New Objectivity: Modern German Art in the Weimar Republic, 1919–1933
Germany’s Weimar Republic, established between the end of World War I and the Nazi rise to power, was a thriving laboratory of art and culture. As the country experienced unprecedented and often tumultuous social, economic, and political upheaval, many artists rejected Expressionism in favor of a new realism to capture this emerging society. Dubbed Neue Sachlichkeit—New Objectivity—its adherents turned a cold eye on the new Germany: its desperate prostitutes, crippled war veterans, and alienated urban landscapes, but also its emancipated New Woman, modern architecture, and mass-produced commodities.

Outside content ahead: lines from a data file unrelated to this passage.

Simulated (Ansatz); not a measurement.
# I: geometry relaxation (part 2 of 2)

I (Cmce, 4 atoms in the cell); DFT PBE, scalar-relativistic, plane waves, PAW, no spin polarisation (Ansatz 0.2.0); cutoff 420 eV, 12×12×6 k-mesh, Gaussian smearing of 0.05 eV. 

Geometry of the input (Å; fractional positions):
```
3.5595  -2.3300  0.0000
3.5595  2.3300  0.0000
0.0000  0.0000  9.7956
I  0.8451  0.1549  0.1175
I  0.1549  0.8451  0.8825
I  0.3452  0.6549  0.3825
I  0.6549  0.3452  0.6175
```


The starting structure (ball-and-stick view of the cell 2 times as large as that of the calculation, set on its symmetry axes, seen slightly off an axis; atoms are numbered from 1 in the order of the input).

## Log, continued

New Objectivity: Modern German Art in the Weimar Republic, 1919–1933 is the first comprehensive exhibition in the United States to explore the dominant artistic trends of this period. Organized around five thematic sections and featuring 180 works by more than 50 artists, the exhibition mixes painting, photography, and works on paper to bring them into a visual dialogue. Key figures of modernism, such as Max Beckmann, Otto Dix, George Grosz, August Sander, and Christian Schad are featured alongside lesser-known artists such as Aenne Biermann, Heinrich Maria Davringhausen, Hans Finsler, Carl Grossberg, Lotte Jacobi, Alexander Kanoldt, and Georg Schrimpf.